Sheet Cake Help?!?

Decorating By Cyndi1207 Updated 14 Sep 2008 , 1:28am by fiddlesticks

Cyndi1207 Posted 14 Sep 2008 , 12:22am
post #1 of 16

A repeat customer called me today to request a cake for someone else. They want a full sheet cake with a #1 on top for a first birthday. They said they needed 150 servings. Since, I do sheet cakes just about.....never.......I told her I would get back to her with the quote so that I wouldn't give an impulsive one that would lead me to kick myself later.......been there done that.

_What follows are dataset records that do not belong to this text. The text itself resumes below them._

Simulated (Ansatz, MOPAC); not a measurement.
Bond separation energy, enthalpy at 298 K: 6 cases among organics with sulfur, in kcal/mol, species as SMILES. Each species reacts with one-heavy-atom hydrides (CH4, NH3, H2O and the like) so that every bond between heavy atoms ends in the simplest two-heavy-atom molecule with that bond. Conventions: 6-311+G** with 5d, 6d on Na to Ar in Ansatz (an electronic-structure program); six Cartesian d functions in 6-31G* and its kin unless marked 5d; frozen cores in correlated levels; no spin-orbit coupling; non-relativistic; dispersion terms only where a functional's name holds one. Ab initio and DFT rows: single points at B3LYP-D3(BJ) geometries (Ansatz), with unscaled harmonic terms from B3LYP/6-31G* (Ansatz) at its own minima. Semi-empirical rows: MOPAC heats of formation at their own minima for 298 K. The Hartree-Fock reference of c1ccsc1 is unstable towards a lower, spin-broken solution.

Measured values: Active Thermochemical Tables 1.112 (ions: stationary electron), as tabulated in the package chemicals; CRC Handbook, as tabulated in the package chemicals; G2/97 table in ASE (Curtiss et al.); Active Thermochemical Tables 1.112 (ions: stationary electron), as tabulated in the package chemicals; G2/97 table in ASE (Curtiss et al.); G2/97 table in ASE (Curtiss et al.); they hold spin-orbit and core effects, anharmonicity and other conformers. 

Anywho, so to get an idea of sheet prices I called the most popular bakery in town (after Oct. 1st -when my doors open up it will be the second most popular----okay so I'm full of myself) they quoted me a full sheet cake for $65.99 and that it would give 96 servings. So I asked if that was a single or double layer and the girl responded saying that it didn't make a difference that it would give the same # of servings...... icon_confused.gif ......huh???? I'm confused. Can someone please explain this to me? If that's the case does that mean that they're willing to throw in the second layer for free? I didn't ask. I should have.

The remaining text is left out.